The Walking Dead: What Morgan Teaches Us About Trauma

We got that throwback Morgan in this week’s episode. By that I mean, let’s talk about trauma.

That means we have to start with what Morgan has been through and how he managed to cope with that past.

Season 1 Morgan, the Morgan we see the least of, is the Morgan doing—or at least trying to do—what has to be done. He is protecting his son Duane. He is also haunted by the ghost/walker of his wife Jenny who he knows he must shoot, but cannot.

It’s still early in the timeline—early enough that the people we know now didn’t exist. Morgan was just a widow. Carol was an abused wife. Tara was living in an apartment with her sister, niece, and dying father. Michonne was a mother living in a government shelter with her son and boyfriend. Rick was looking for his lost family. They were not killers. They were people going through a traumatic event and dealing with it the best they could.

And then something happened. Sofia wandered out of Herschel’s barn a walker. Michonne’s son was killed by walkers because, in part, of her boyfriend’s negligence. Tara helped kill innocent people because she believed the lies of a sociopath who happened to wander into her life. Rick’s wife died. And Morgan? After he lost his wife, after he looked at her through the scope of a gun and could not kill the thing she had become, after he saved Rick, then he lost his son.

And they were changed.

That’s what trauma does: it changes you, fundamentally.

Carol calcified into the killer I have known and loved for so many seasons. Tara’s guilt compelled her to become a dedicated friend and community member. Rick broke (briefly?) with reality and had literal conversations with his ghosts on a dead telephone line. Michonne dragged walkers around with her and walked, shoulder-to-shoulder, with the rotten. Morgan broke not-so-briefly with reality and became both hyper-vigilant and hyper-violent in his mission to keep his corner of the world “clear.”

Each of these people had to find some way to keep going. From the outside, it might look extreme. But who gets to tell a survivor how to survive? It’s easy in the context of the show to allow these people their coping mechanisms. We can forgive the domestic violence survivor her pendulum swing to the side of dispensing violence. We can understand why Tara, having contributed to the deaths of Herschel and countless others at the prison is willing to risk her life for the Alexandrians in general and Glen in particular. We don’t exactly fault Rick for ripping a man’s throat open with his teeth to save his son from assault. And we don’t ask Michonne to speak or to smile; we allow her to do that on her own schedule.

And Morgan? We see him “clearing” and then fighting with Rick. We want him to come back, but having lost his wife, having seen his som die, we understand why he wouldn’t want to. We aren’t happy Rick gets hurt, but we understand why Morgan is defending himself—and it does not matter that he is defending himself against a non-threat. Everything is a threat when you are trying desperately to survive. Morgan—in that room, with that writing on those wall, in that town, with stakes and the traps and warning—is trying to survive and we accept it.

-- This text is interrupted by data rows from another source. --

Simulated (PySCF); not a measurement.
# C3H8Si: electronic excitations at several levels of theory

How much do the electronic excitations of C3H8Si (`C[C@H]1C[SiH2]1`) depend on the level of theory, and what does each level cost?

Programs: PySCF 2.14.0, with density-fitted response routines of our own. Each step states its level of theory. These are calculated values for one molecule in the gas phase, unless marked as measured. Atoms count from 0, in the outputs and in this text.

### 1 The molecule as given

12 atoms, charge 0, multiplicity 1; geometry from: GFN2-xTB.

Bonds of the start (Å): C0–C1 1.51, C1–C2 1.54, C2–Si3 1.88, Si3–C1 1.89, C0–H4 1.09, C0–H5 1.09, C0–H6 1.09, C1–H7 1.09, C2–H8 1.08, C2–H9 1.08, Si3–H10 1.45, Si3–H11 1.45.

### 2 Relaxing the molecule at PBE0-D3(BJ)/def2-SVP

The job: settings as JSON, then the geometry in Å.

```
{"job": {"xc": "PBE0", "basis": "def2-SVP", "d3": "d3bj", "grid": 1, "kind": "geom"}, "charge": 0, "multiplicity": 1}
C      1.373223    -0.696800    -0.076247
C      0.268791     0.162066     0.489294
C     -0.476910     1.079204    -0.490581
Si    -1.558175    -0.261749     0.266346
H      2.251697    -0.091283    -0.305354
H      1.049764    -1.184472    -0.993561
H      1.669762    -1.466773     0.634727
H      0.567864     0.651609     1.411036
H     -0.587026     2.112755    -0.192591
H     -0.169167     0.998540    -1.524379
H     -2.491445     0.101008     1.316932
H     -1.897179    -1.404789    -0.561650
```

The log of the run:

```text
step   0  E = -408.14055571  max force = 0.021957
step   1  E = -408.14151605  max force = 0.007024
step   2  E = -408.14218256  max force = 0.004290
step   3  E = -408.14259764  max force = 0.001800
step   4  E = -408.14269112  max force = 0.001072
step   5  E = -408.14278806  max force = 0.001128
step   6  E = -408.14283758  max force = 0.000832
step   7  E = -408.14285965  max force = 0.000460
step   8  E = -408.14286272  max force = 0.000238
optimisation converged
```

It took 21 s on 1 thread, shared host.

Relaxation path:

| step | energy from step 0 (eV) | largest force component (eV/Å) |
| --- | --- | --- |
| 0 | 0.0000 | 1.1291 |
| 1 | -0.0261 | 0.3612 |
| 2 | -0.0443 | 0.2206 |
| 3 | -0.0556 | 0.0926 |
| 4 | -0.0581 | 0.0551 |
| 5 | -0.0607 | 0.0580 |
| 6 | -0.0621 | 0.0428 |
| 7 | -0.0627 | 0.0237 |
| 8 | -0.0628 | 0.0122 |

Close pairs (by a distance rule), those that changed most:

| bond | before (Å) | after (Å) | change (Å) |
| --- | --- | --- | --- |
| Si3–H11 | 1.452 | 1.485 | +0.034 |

I was not a fan of the Morgan backstory episode for a number of reason, but in context of Sunday’s episode, at least one of those reasons is that a survivor doesn’t owe you their story. It is not their job to become more palatable to you or to win your approval of their tragedy or to provide with the details you might desire in order to validate their story.

But the episode exists and so we know that Morgan was introduced to the coping mechanism he uses now (pacifism) by Eastman. We know that it was a hard journey for him and one he chose because he wanted to survive. If, and I believe this, we are all only doing the best we can with the tools we have, then Eastman gave Morgan a tool. And he used it. Obviously the tool was literally the staff (fashioned from a stake to embody the change that Morgan was undergoing).

We know now, as we might have suspected then, that when the tool of Morgan’s pacifism was taken away by the Saviors, it was foreshadowing. When your method of self-preservation is taken away what do you do? Morgan did the best he could. It’s notable that he held a gun and pointed at a man. This is far removed from the blunt-ended staff we’ve seen him with for so long.

When Benjamin dies, a part of Morgan unravels. We see him in the street flashing back to the places he’s been. It looks as though he will revert to the man who clears.

When Morgan realized it was Richard who set the events of Benjamin’s death in motion, a part of him unravels. When Richard tries to explain the nobility of his intentions, you can see Morgan shifting.

When Morgan beats Richard to death with his bear hands, when he uses Richard’s own words, when he at once avenges Benjamin’s death and takes up Richard’s fight against The Saviors, we see a man still trying to survive. And still, being changed. Change is not, as we know, always a forward motion. He confused Benjamin’s name with Duane’s. He returns to violence with Richard’s death, with the sharpening of staff into, once more, a spear. Trauma will burn a path into your body and you will walk it when you aren’t sure what else to do. Morgan has used violence to survive before; why not now?

What struck me most about this episode, after Richard’s death was Carol. She gave up her away-but-not-away home because Morgan needed it more than she did. This, too, is what survivors do: make room for other survivors; take turns being the one in need of care and the one caring; what must be done.

It’s easy to allow these fictional characters who are not in our families or in our communities or in circles of friends to grieve and mourn and survive however they must, and yet

and yet, what kind of blood debt do we ask of the actual living survivors whose trauma walks with them like a pair of armless, jawless Walker; whose hurt drives them to the edge of town to just be alone because people have become too much; whose guilt makes them keep secrets they shouldn’t for too long; whose hurt changes them into a new person;whose compounding loss builds a room in their head and covers the walls with words they don’t know aren’t true.

How far removed do you think that is from actual trauma survivors?